Hi,

Am 02.07.2011 11:52, schrieb Nino Novak:
>
>> Some of these tasks even *should* not be done by developers,
> I'd suggest to change the wording here to a positive form, like...
>   "Some of these tasks *should* be done by non-developers"

Well - I just some basic wisdom of software development - and it is
really about who should rather *not* do certain things. E.g. a developer
should not write a end-user documentation (or it will be missing lots of
things that are trivial for the developer but hardly known to an end-user).

> or even better avoid the negative form completely: 
>  "... done by a mixed team of (advanced?) documenters/end-
> users/designers/ux'ers/whatever ..." 

Yes - this is what it is meant do be finally.

>> ...
>>
>> We need to come to a point, where non-developers help with all these
>> things and collaborate with developers (code hackers).
> (what I don't like here is the word "help", as it suggests "doing minor-
> value work", so the problem or part of the problem might be the at least 
> somewhat "looking down" attitude of the developers?)

This is not at all "minor value work". There is of course the problem
that people tend to think that their own contribution is what really
matters - for developers this might not only be a tendency ;)
But this is really tricky, beause if no non-developers contribute to new
feature implementation, you will very likely get a bad designed feature.
If no developers contribute to new feature implementation you will get
no feature at all.

So just convince developers to implement "real good features or the
users" instead of "implement cool features because we can". This can be
done best if you make them aware that also non-developers *do*
contribute a lot and ease developer's job. (Again - I don't want to say
that "help" has less value than "developer's job" here.)


> I like the idea to "make aware" as a first step. However...
>
> If you mean: "How to make implementing new features more attractive to 
> mixed teams instead of one-person-only?" 

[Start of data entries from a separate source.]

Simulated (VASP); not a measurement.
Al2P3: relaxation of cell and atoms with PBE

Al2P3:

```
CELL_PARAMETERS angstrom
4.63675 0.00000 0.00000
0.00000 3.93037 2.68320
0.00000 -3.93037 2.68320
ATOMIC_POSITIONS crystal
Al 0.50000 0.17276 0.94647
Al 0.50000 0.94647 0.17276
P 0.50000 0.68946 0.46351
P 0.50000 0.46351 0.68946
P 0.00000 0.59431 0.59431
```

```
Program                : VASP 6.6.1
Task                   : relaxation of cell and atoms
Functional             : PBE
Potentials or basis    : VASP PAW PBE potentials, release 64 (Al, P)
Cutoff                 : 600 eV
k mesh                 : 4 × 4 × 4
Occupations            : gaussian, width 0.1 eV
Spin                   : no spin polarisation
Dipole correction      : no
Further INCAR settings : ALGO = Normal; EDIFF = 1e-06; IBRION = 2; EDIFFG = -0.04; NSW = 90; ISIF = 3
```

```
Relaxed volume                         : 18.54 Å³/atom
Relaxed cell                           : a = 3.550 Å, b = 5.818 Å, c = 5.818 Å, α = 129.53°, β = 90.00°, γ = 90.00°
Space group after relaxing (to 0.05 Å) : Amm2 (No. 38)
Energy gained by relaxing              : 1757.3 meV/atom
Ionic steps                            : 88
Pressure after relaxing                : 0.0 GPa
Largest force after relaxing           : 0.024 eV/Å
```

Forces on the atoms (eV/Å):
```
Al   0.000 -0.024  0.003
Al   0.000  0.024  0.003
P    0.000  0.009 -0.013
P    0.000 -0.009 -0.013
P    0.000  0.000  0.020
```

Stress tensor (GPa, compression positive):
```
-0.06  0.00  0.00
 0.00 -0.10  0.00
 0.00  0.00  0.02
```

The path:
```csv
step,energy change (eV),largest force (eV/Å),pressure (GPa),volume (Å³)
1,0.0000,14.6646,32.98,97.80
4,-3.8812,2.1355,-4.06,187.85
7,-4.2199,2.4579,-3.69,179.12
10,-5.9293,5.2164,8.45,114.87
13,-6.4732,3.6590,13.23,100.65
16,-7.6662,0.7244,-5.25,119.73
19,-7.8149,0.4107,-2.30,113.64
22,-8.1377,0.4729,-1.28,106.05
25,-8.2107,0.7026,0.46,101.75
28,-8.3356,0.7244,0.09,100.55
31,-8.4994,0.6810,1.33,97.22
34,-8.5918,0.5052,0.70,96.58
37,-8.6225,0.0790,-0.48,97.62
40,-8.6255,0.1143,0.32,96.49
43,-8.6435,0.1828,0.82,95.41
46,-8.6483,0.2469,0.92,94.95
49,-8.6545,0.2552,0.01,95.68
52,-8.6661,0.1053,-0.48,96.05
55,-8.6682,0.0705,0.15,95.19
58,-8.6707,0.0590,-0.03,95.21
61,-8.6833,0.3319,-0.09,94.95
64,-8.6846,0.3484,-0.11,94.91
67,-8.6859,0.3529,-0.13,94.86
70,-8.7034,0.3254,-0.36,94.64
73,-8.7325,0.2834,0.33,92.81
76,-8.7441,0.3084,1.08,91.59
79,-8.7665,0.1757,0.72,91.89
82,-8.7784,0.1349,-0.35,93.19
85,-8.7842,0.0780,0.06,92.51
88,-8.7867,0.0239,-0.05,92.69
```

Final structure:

Hmm .. I don't think, thats the problem. My experiment showed, that it
is quite easy to have a "mixed team". For the spec I got input from
Astron at the design-list, I got valuable feedback from Regina at the
German list, I got hints for the code at IRC from moggi, bubli is
reviewing my patch. So, this actually is a mixed team - but mostly of
developers (people who already touched the source code).


It is really about awarness (what needs to be done for a good feature
implementation - and what can be done by non-developers and how can this
be done).


> then I think, this might be a 
> very sensible area as one of the major motivations of at least part of 
> the developers might be "to be the one who implements a feature". So 
> your question might be "who is willing to pioneer a mixed development 
> approach?" 

Oh - I'm actually doing this (at least I got the impression).